An open API service indexing awesome lists of open source software.

https://github.com/swirrl/matcha

:tea: An in memory graph database with SPARQL-like DSL for querying Linked Data Models
https://github.com/swirrl/matcha

clojure datalog dsl linked-data query-engine rdf sparql

Last synced: about 2 months ago
JSON representation

:tea: An in memory graph database with SPARQL-like DSL for querying Linked Data Models

Awesome Lists containing this project

README

        

# Matcha

[![Clojars Project](https://img.shields.io/clojars/v/grafter/matcha.alpha.svg)](https://clojars.org/grafter/matcha.alpha) [![cljdoc badge](https://cljdoc.org/badge/grafter/matcha.alpha)](https://cljdoc.org/d/grafter/matcha.alpha)

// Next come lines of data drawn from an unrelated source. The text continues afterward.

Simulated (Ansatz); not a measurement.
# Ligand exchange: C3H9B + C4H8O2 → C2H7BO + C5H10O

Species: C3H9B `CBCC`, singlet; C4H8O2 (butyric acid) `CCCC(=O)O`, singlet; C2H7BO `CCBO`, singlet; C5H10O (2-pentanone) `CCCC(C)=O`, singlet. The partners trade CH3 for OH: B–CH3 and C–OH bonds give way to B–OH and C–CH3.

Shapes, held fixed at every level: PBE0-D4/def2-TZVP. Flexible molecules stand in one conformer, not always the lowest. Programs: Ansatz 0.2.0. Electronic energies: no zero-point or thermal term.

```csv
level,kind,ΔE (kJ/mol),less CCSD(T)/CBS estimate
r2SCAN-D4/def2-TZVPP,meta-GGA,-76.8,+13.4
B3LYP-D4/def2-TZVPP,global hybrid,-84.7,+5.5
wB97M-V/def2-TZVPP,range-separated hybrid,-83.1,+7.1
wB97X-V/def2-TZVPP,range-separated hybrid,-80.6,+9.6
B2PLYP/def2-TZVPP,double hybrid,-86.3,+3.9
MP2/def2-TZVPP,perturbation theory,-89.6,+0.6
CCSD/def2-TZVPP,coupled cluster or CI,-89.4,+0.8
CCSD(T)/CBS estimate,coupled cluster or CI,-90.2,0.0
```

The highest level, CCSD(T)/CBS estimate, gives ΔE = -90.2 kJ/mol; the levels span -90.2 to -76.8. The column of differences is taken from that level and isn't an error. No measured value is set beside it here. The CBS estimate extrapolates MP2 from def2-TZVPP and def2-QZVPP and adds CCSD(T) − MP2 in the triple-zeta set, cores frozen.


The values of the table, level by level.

A Clojure DSL to query in memory triple models with a SPARQL like
language. Matcha provides simple BGP (Basic Graph Pattern) style
queries on in memory graphs of linked data triples.

![Matcha](https://raw.githubusercontent.com/Swirrl/matcha/master/doc/matcha.jpg "Matcha")

Whilst Matcha is intended to query RDF models it can also be used to
query arbitrary clojure data, so long as it consists of Clojure values
stored in 3/tuple vectors, each entity of the triple is assumed to
follow Clojure value equality semantics.

The primary use cases for Matcha are to make handling graphs of RDF
data easy by querying data with SPARQL-like queries. A typical
workflow is to `CONSTRUCT` data from a backend SPARQL query, and then
use Matcha to query this graph locally.

## Features

- SPARQL-like BGP queries across multiple triple patterns.
- Parameterised queries using just clojure `let`.
- Ability to index your database, with `index-triples`. In order to
be queried Matcha needs to have indexed the data; if your data is
unindexed it will index it before running the query, and then
dispose of the index. This can lead to poor performance when you
want to query the same set of data multiple times.
- Construct graph query results directly into clojure datastructures.
- Support for `VALUES` clauses (unlike in SPARQL we do not yet support
binding arbitrary tuples/tables). So we only support the
`VALUES ?x { ... }` form.
- Support for `OPTIONAL`s with SPARQL-like semantics.

## Limitations

The initial implementation is macro heavy. This means use cases where
you want to dynamically create in memory queries may be more awkward.

Currently there is no support for the following SPARQL-like features:

1. Reasoning on in memory vocabularies with RDFS (maybe OWL)
2. Clojurescript support (planned)

## Usage

Matcha defines some primary query functions `select`, `select-1`,
`build`, `build-1`, `construct`, `construct-1` and `ask`.

First lets define an in memory database of triples, in reality this
could come from a SPARQL query `CONSTRUCT`, but here we'll just define
some RDF-like data inline.

Triples can be vectors of clojure values or any datastructure that
supports positional destructuring via `clojure.lang.Indexed`, this
allows Matcha to work `grafter.rdf.protocols.Statement` records.
Matcha works with any clojure values in the triples, be they java
URI's, or clojure keywords.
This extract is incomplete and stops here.